Improper Function Grouping
id: LS10I
title: Improper Function Grouping
baseSeverity: I
category: readability
language: solidity
blockchain: [ethereum]
impact: Misinterpretation and maintenance risks
status: draft
complexity: low
attack_vector: internal
mitigation_difficulty: easy
versions: [">0.6.0", "<0.8.20"]
cwe: CWE-710
swc: SWC-135
📝 Description
- Improper function grouping occurs when related functions are scattered across the contract rather than logically ordered together.
- This issue doesn’t pose a direct security threat but increases cognitive load, reduces maintainability, and may mislead auditors or developers—potentially masking critical logic flaws or violating intended access controls.
- Grouping related functions (e.g., external interfaces, internal helpers, modifiers) improves readability, auditing efficiency, and reduces risk of errors in large codebases.
🚨 Vulnerable Code
contract Voting {
function vote(uint256 id) external { /* voting logic */ }
function _resetVotes() internal { /* reset logic */ }
function getVoteCount(uint256 id) public view returns (uint256) { /* getter */ }
function _internalLogic1() internal { /* helper */ }
function initialize() public { /* setup */ }
function _internalLogic2() internal { /* another helper */ }
}
🧪 Exploit Scenario
- Auditor reviews the initialize() function but overlooks _internalLogic2() as it's defined far apart.
- Developer mistakenly adds new logic assuming only _resetVotes() is involved post-initialization.
- Hidden state changes in _internalLogic2() go unnoticed during upgrades or code changes.
Assumptions:
- Large contracts with mixed public/private/internal methods interleaved without logical separation.
✅ Fixed Code
contract Voting {
// === External/Public Functions ===
function vote(uint256 id) external { /* voting logic */ }
function getVoteCount(uint256 id) public view returns (uint256) { /* getter */ }
function initialize() public { /* setup */ }
// === Internal Helper Functions ===
function _resetVotes() internal { /* reset logic */ }
function _internalLogic1() internal { /* helper */ }
function _internalLogic2() internal { /* another helper */ }
}
🧭 Contextual Severity
- context: "Default"
severity: L
reasoning: "Poses readability and auditability risk, but no direct user impact."
- context: "Public DeFi Protocol undergoing audits"
severity: M
reasoning: "Poor grouping could obscure critical function flows, risking auditor oversight."

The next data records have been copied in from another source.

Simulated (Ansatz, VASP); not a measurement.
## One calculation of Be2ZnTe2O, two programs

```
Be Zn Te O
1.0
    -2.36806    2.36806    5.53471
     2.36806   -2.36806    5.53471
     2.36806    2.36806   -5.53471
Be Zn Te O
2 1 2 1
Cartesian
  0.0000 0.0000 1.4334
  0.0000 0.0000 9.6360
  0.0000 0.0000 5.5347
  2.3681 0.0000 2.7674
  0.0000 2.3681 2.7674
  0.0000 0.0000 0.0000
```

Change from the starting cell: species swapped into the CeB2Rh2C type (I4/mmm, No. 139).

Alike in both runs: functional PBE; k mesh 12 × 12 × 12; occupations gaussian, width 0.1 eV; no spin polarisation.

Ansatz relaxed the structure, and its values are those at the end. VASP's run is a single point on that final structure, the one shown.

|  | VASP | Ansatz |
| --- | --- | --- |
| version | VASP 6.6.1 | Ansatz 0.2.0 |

- context: "Simple internal-only contract"
severity: I
reasoning: "Low developer count and minimal external interface reduces any risk of confusion."
🛡️ Prevention
Primary Defenses
- Group functions by visibility: external/public first, internal/private later.
- Cluster related logic (e.g., setup functions, state modifiers) together.
Additional Safeguards
- Use NatSpec for logical grouping and section documentation.
- Enforce ordering through linting rules (e.g., Solhint, Prettier Solidity).
Detection Methods
- Code review with structure guidelines.
- Static analysis tools to check ordering, e.g., Slither custom detectors.
🕰️ Historical Exploits
- Name: Parity Wallet Multisig Bug
- Date: 2017
- Loss: ~$30
- Post-mortem: Link to post-mortem
- Name: Bancor Network Hack
- Date: 2018
- Loss: ~$23.5 million
- Post-mortem: Link to post-mortem
📚 Further Reading
- SWC-100: Function Default Visibility – SWC Registry
- Consensys Diligence: Smart Contract Security Best Practices
✅ Vulnerability Report
id: LS10I
title: Improper Function Grouping
severity: I
score:
impact: 1
exploitability: 0
reachability: 5
complexity: 1
detectability: 4
finalScore: 1.45
📄 Justifications & Analysis
- Impact: No direct security risk, but may lead to bugs during upgrades or misunderstanding of logic.
- Exploitability: No active exploit possible.
- Reachability: Readability impacts every developer and reviewer who interacts with the contract.
- Complexity: Identifying disordered functions is trivial.
- Detectability: Easily detectable via code review and linters, but often ignored.